Notebook

Exploring Hacker News Posts¶

Introduction¶

In this project we'll work with a dataset of posts from the popular technology website Hacker News. We'll focus on those posts whose titles begin with Ask HN or Show HN.

Users submit Ask HN posts to ask the Hacker News community a specific question, such as "What's the best online course you've ever done?" Similarly, users send Show HN posts to show the Hacker News community a project, a product, or something interesting in general.

We must bear in mind that the dataset we are working with was reduced from almost 300,000 rows to approximately 20,000 rows by removing all posts that did not receive any comments, and then doing a random sampling of the remaining posts.

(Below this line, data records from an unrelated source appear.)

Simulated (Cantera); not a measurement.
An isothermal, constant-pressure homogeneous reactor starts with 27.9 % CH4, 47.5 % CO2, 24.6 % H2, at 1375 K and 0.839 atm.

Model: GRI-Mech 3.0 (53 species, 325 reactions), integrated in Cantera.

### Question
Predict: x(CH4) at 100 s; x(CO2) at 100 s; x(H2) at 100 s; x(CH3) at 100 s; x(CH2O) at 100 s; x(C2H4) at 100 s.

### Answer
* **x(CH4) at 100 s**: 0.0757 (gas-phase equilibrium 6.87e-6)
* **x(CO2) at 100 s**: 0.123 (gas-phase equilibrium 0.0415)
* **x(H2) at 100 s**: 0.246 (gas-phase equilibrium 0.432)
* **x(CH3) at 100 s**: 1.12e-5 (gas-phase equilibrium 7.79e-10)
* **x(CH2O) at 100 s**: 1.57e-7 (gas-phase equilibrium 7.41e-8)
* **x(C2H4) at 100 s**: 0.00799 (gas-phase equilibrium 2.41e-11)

Our goal is to determine the following:

Do the Ask HN or Show HN posts get more comments (on average)?
Do the Ask HN or Show HN posts get more points (on average)?
Do the posts created at a given time receive more comments on average?
Do the posts created at a given time receive more points on average?

Summary of Results¶

Post Type	Comments on average	Points on average
Ask HN	14.04	15.06
Show HN	10.32	27.56

Time in which the highest number of comments is recorded on average per post

Post type	Rush Hour	AVG Comments
Ask HN	15:00 - 16:00	38.59
Show HN	18:00 - 19:00	15.77

Time in which the highest number of points is recorded on average per post

Post type	Rush Hour	AVG Points
Ask HN	15:00 - 16:00	29.99
Show HN	23:00 - 00:00	42.39

Initial exploration of the data set¶

In [1]:

from csv import reader

# Read in the data
opened_file = open('hacker_news.csv')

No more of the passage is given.